In his keynote speech, Ivan Vejvoda shared his own personal experience as a subject and an object of nation-building and democracy promotion, through the specific case of Yugoslavia. He stressed the importance of taking into account history and national specificities in every step of the policy, but he also mentioned that certain elements – fundamental ones to succeed in building democracy – cannot be created and just appear on the way. Indeed, great figures and leaders emerge at a particular moment of history, and foreign intervention will never be able to yield these ‘miracles’. Finally, he declared that the key question that has to be asked after democracy promotion and nation-building operations is: for how long does the old regime survive within the new regime?
PART II, 19th October 2012
Sir Michael Leigh, German Marshall Fund of the United States, former director general for Enlargement at the European Commission.
In his opening speech, Sir Michael Leigh presented the European Union’s successes and limits in promoting democracy. The EU was awarded the 2012 Nobel Peace Price for its long work on nation-building and democracy promotion and, according to Leigh, more specifically for the positive results of the 2004 enlargement. Thanks to particularly favorable circumstances (the new members’ societies were willing to “return to Europe”) the eastern half of the continent was integrated and their democratic institutions enhanced. But Sir Leigh also underlined the ability of the ‘EU umbrella’ to promote democracy beyond the enlargement process as the EU also tries to export its model to a ring of neighbours without integrating them (a soft form of enlargement based on a “more for more” policy). However, this method is less likely to apply to countries with very different historical developments (which explains the difficulties faced in the context of the Arab uprising). Thus the limits of the European democracy promotion lies in the difficult distinction between “Europeanizing” a nation and helping it to express its own potential.

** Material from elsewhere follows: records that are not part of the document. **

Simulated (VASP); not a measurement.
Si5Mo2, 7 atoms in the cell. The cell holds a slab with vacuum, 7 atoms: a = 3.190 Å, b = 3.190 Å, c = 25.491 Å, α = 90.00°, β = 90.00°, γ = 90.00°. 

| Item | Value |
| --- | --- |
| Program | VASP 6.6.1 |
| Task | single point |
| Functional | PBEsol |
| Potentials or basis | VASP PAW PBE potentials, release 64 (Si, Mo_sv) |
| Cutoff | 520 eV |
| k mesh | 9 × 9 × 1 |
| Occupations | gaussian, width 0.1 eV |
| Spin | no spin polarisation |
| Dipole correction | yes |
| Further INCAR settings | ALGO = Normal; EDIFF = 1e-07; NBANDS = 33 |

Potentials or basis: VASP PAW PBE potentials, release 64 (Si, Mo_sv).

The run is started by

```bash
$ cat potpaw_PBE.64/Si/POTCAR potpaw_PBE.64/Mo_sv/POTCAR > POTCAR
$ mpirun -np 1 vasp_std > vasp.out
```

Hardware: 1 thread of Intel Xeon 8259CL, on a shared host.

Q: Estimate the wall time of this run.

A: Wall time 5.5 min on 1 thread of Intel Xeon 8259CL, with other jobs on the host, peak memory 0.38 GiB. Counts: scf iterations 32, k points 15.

Panel III - Lessons Learned from Democracy Promotion in Central-Eastern Europe and Latin America
- Dr. Christopher Bickerton, Sciences Po Paris, “From Brezhnev to Brussels: A Critique of EU ‘Member State-Building’ in Eastern Europe”
- Prof. Stephen G. Rabe, University of Texas, Dallas, “Nation-Building and Transitional Justice in Latin America”
- Prof. James Cohen, University Sorbonne Nouvelle-Paris 3, “Reverse Democracy Promotion in the Americas: Interpreting the Honduran Coup and the Obama Administration’s Response (2009- )”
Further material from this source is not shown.